BRADENTON -- During his 27-year career at the Bradenton Police Department, Deputy Chief Jeffrey Lewis has seen it all from crack cocaine stashed in baby diapers to bloody, drug-related homicides.
Since joining the department on Halloween Day in 1985, Lewis has worked under four different chiefs and -- as the city grew -- he saw the department expand from about 30 to the current 118 sworn personnel. Lewis is retiring March 31.
“I’m proud of the department, not myself,” Lewis said. “I’m very proud to have had a career here.”
After graduating from high school, Lewis joined the Marine Corps. For the 19-year-old, it seemed like the right choice. His father was an ex-Marine and he wanted to serve his country.
During his six years as a Marine, Lewis traveled the world on different missions including ones in Okinawa; Roda, Spain; and Beirut, Lebanon.
When the U.S. Embassy in Beirut was bombed in 1983, Lewis said he heard the explosion from his station at the city’s airport.
During his time in the Marine Corps, Lewis said he was taught how to do more with less, something that came in handy years later at the police department during tough economic times.
“Lately with the economy and the way it is,” Lewis said, “we’ve really had to do more with less.”
In 1985, he headed back home to Sarasota. In 1988, he received an honorable discharge.
Lewis said he wanted to become a police officer for two reasons: to help people and serve his country.
Lewis began as a parking enforcement officer but quickly moved up the ranks. He has been a patrolman, detective, sergeant, lieutenant, captain and major.
During his career, Lewis has seen both the good and gritty sides of being an officer.
He’s done it all from returning stolen property to its rightful owner to arresting hit-and-run drivers to building community relations.
The New York native launched his career during one of the biggest drug eras in the country.
“The crack cocaine epidemic was in full swing,” Lewis recalled.
As a SWAT team member, he had many adrenaline-pumping moments.
“You’re breaching a door, and you’re entering a premises that is known to be inhabited by gun-toting drug dealers,” he said.
“And you know they have the rifles, the guns and capabilities inside to kill you if they want to.”
When SWAT team members served search warrants, it was common to find crack cocaine stuffed into baby diapers.
As a homicide detective, Lewis has investigated stabbings, shootings, fires and hangings.
“I really can’t think of any type of homicide that I haven’t seen,” he said.
Sometimes, there is the “fear of the unknown,” he said.
He remembers walking into a home in the 900 block of Third Street West moments after a multiple homicide.
The gun smoke was still in the air. He wanted to secure the scene, not knowing if the killer was hiding inside.
Lewis said the worst cases are those where “there’s absolutely nothing you can do.”

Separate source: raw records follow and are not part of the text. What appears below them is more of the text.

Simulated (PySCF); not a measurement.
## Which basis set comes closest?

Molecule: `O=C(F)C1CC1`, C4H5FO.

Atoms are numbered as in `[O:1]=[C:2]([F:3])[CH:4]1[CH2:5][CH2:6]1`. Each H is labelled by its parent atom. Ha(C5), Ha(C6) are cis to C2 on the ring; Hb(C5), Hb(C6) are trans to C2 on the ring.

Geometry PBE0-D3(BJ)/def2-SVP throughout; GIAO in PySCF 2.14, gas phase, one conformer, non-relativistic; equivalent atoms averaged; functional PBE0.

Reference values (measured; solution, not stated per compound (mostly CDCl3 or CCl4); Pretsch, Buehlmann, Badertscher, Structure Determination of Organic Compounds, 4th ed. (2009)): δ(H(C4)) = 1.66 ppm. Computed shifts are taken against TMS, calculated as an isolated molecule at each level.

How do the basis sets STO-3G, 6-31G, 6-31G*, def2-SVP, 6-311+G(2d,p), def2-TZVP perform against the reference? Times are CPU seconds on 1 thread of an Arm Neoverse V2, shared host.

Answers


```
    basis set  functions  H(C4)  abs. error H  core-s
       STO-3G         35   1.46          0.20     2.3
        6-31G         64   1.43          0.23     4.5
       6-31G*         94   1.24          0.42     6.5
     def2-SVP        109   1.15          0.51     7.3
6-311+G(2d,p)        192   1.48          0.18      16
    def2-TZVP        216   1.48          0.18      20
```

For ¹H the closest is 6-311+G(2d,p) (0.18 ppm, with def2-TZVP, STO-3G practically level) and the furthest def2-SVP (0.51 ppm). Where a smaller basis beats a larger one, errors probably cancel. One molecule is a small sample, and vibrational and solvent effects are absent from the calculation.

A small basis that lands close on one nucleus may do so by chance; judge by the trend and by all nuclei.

He remembers a 12-year-old boy who rode his bicycle into traffic on U.S. 41 and died.
“That 12-year-old boy right now would be 34 years old had he lived,” he said. “I wondered what his life could have been like.”
He’s seen technology advances during his time in the department.
“I can remember having a DUI arrest and the subject in the backseat,” Lewis said.
Moments later, the drunk vomited. When Lewis stopped at a red light, the vomit oozed to the front of the car, staining his pant legs.
Another DUI suspect once urinated through the cage dividing the front and back of the patrol car, wetting Lewis’s driver’s seat.
He wasn’t in the car at the time.
“This is the type of thing officers had to endure,” Lewis said, laughing.
But nowadays, the back seat of patrol cars is completely sealed off and can be hosed down.
As deputy chief, Lewis is responsible for the department’s divisions and bureaus.
His duties also include reviewing department reports, attending outside conferences, and serving as public information officer.
Lewis said he doesn’t want a retirement reception.
“I would just like to say my goodbyes and take one good look around and just walk off into the sunset,” Lewis said.
“I’ve been thanked enough by just having the oppor- tunity of having been here and completed a successful and rewarding career with this city and this department.”
Police Chief Michael Radzilowski said Lewis will be missed.
“He makes sure he’s always at work on time and stays until the job is done,” he said. “I never have to worry about him doing it right.”
Capt. Warren Merriman said he met Lewis during a ride-along in September 1996 when he was applying for employment at the department.
Merriman said Lewis often told him, “You can make the most of yourself at this department as long as you do your job and treat people the way you want to be treated.”
Lewis’s office is adorned with many mementoes from his law enforcement career:
Figurines of SWAT team members and police officers given to him by his family. A photograph of Lewis in his Marine uniform at the Beirut airport. Another photograph of Lewis shaking hands with FBI director Robert S. Mueller III after completing the FBI National Academy.
But in a few weeks, Lewis will be clearing out his office and moving onto the next phase of his life.
“I think I’ve earned my honorable discharge from the police department,” he said.